Indonesia has cut some ties with JPMorgan Chase & Co after the bank’s research analysts issued a negative report on the country, the latest in a series of skirmishes between Wall Street banks and governments in emerging markets.
Indonesia will no longer use JPMorgan as a primary bond dealer and has also revoked a special designation that allows it to perform certain banking services, Suahasil Nazara, head of the Ministry of Finance’s fiscal policy office, told Reuters on Jan. 3.
It is the second time recently that JPMorgan’s research arm has drawn ire from the Indonesian government, and highlights the inevitable conflicts banks face when their analysts express a negative view on a country or company that their investment bankers are trying to court.
In other cases, banks have altered research reports, lost lucrative contracts or parted ways with analysts following controversies about their negative opinions.

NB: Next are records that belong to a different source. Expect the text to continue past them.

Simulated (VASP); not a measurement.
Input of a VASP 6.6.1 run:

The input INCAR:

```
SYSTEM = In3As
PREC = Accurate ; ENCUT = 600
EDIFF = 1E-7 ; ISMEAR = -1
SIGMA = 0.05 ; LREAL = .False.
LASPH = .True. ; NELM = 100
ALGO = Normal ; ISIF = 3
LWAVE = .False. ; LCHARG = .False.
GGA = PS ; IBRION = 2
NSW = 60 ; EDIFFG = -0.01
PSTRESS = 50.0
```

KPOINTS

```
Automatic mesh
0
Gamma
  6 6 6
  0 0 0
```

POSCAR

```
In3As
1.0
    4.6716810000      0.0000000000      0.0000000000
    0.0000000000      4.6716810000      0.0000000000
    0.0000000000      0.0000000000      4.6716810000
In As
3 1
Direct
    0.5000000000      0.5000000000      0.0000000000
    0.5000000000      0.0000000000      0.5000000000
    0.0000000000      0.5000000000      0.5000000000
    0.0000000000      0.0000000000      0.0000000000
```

JPMorgan did the right thing by not backing down from its report, said Roy C. Smith, a finance and management professor at New York University’s business school. The bank stands to lose relatively little in Indonesia, where it does not have much financial exposure.
“(It’s) a mistake by Indonesia, which needs JPMorgan’s support and advice more than the bank needs Indonesia,” Smith said.
“No effort by governments unhappy with research calls to ‘discipline’ the banks has been successful, though efforts are made from time to time to satisfy local political expectations.”
Global banks made changes to how they perform research in 2003, after a sweeping settlement with then-New York Attorney General Eliot Spitzer and U.S. regulators. They erected hard barriers between analysts and bankers and altered compensation structures to prevent conflicts of interest from affecting research.
But the conflicts persist. Although pressure is usually less explicit than what JPMorgan faces in Indonesia, banks ranging from Morgan Stanley in China to Banco Santander in Brazil have faced similar rows with governments in emerging markets.
In JPMorgan’s case, analysts led by Adrian Mowat downgraded their investment recommendation on Indonesia stocks to “underweight” from “overweight” in a Nov. 13 note, and also downgraded Brazil equities to “neutral.”
They cited higher risk premiums for emerging markets after Donald Trump won the U.S. presidential election, predicting that higher volatility might stop or reverse flows into fixed-income assets.
The analysts characterized the recommendation as merely a “tactical” response to Trump’s victory. They noted that economies in both Indonesia and Brazil are improving, with lower policy rates likely to support valuations for 2017.
Nazara, of Indonesia’s finance ministry, said JPMorgan’s analysis “did not make sense” because it gave Brazil a better rating than Indonesia, despite what he said was a more stable political situation in the Southeast Asian nation.
“We have asked them to clarify their assessment,” Nazara said. “They’ve explained to us, but we found their argument not credible. It’s not that we think we’re so great, but we look at ourselves and we look at other countries’ economies.”
“Our mindset is, if you’re doing business here in Indonesia, the spirit is to maintain stability. Don’t create unnecessary volatility to create business,” he added.
After performing what Nazara described as a “comprehensive review,” Indonesia decided to drop JPMorgan as a primary dealer and a so-called perception bank. A 2006 government decree says perception banks are appointed by the finance minister to receive transfers of state revenue not related to imports, including tax, onshore excise and non-tax revenue.
A JPMorgan spokeswoman said on Jan. 3 that it continued to operate its business in Indonesia as usual.
“The impact on our clients is minimal, and we continue to work with the Ministry of Finance to resolve the matter,” she said by email.
JPMorgan strategists have had a “neutral” recommendation on emerging market government bonds, including those of Indonesia, since before the election, a JPMorgan spokesman said.
Robert Pakpahan, Indonesia’s director general for budget financing and risk management, told reporters on Jan. 3 that JPMorgan’s research should not have a major impact on Indonesia’s future bond issuance, but the sanction on JPMorgan would remain in place “until we say otherwise.”
In 2015, Indonesia’s then-finance minister said that JPMorgan had been “sanctioned” for a negative report recommending less exposure to government bonds, but did not explain what the sanctions involved.